Payments Tech Helps Online Sellers Go Global, Play Like Locals

The digital, connected economy knows no borders.

The movement of money, however, is increasingly aware of them.

Whether a company is already transacting internationally, or looking to enter a new market, the realities of cross-border payments can add layers of complexity to businesses’ commercial opportunities — particularly digital ones.

“The best value proposition that plays in the payment ecosystem is to unlock for merchants complex, international economies and opportunities by doing the heavy lifting that opens up the growth potential in a neat and convenient way,” Guillaume Tournand, VP of growth and digital commerce at Worldline, tells PYMNTS.

But doing so is just as easy as it sounds — not very.
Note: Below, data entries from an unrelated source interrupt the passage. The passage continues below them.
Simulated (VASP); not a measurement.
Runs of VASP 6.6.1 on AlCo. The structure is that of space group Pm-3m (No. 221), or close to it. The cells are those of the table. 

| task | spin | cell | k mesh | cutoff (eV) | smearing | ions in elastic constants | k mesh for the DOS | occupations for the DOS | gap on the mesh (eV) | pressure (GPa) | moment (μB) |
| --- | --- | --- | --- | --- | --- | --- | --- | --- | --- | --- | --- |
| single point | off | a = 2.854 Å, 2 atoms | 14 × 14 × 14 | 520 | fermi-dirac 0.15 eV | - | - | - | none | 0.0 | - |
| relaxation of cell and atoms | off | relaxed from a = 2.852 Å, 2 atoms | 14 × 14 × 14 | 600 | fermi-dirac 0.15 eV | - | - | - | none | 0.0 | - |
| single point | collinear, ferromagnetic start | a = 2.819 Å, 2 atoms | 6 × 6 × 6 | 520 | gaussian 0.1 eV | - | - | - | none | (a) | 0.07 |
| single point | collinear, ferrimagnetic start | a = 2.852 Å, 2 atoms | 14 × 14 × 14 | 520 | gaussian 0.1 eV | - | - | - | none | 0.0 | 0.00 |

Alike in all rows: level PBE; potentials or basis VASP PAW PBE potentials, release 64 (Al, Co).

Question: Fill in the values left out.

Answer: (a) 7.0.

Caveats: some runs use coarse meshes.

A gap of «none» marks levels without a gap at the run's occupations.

There exist a host of international payment frustrations and reconciliation frictions due to ongoing and historical round-peg, square-hole operational bottlenecks.

“There are headwinds of complexity,” Tournand explains.

Not the least of which for eMerchants are various local regulatory frameworks specific to each country or region, new currencies, and new sets of payment service providers (PSPs) to integrate with as well as deciding on secure ways to avoid the low approval rates of cross-border transactions.

Integrating into a new economy requires a huge “technical and compliance” lift, Tournand says.

That’s why Worldine has just launched a partnership with Lidio to facilitate payments for the Turkish eCommerce market.

“Turkey can facilitate for our merchants a vector of growth,” Tournand says. ”That’s why we’re so excited that this is now live.”

Solving for Cross-Border Frictions

To succeed in today’s modern ecosystem, payment systems need to be fast, fraud-free, and have low fees.

And those needs are amplified when transacting internationally.

“The ecosystem … in terms of complexity remains, but it’s crucial for merchants to have a simplified access to global local geographies where they can really outperform their competition, open the gate of growth, and forward all that complexity to third parties,” Tournand explains.

Among the numerous challenges for eCommerce merchants, particularly when it comes to dealing with local regulations and currencies, compliance is a big topic.

“There’s nobody that can come and tell you that payments are simple … no matter which country you look at. It’s complex in Turkey, it’s complex in Brazil, it’s complex in South Korea, it’s always complex,” Tournand adds.

To overcome these obstacles, it is critical to find partners that can provide local compliance support, seamless integrations, and long-term assistance.

Working in collaboration with local partners to facilitate access to local data and understanding of the local market frameworks can be part of a broader strategic approach to helping eCommerce merchants enter various high-growth markets.

“It’s a two-sided coin,” Tournand says. “As we are fixing complexity, it means that the local markets we unlock deliver value to our merchants.”

Read more: Value of Local Expertise Underestimated in Expanding Cross-Border Commerce

Recognizing the Need for a Reliable Partner

Aggregating solved complexity across bundled geographies can help streamline the payment process and empower merchants to thrive in the ever-evolving digital economy.

And future innovations poised to transform legacy cross-border programs are right around the corner.

“We need to demonstrate to merchants how accurate and data-driven new solution can be versus the current ecosystem and current environment,” Tournand says.

“Artificial intelligence [AI] is an obvious buzzword that’s coming to the surface, and I would expect it to play a role somewhere as an innovation driver for cross-border commerce,” Tournand adds.

That’s because, as he notes, merchants are “more and more keen” to be very close to their customers so there might be a “rise of super-app or a way to be more intimate to aggregate payments into some super apps,” that when powered or augmented by AI can streamline and optimize growth across markets.

Another driver Tournand sees is to make payments faster, “especially now with the interest rates that have been rising.”

“It’s increasingly important to make sure that merchants optimize their cash flow. How can cash move faster between the pocket of the consumer, when they click the payment button, and into the pocket of the merchant,” he says.

And these key elements are particularly important across high-growth international markets.

As for what Tournand is looking forward to most?

“Launching in multiple geographies per year is something we want to industrialize so we don’t have to reinvent it for every launch. The more we expand into new markets, the better we get at doing it — and with all the launches we’ve done, each delivers long-term infrastructural benefits that enable the next one to piggyback on it and be released faster. The more we progress, the better we progress,” he says.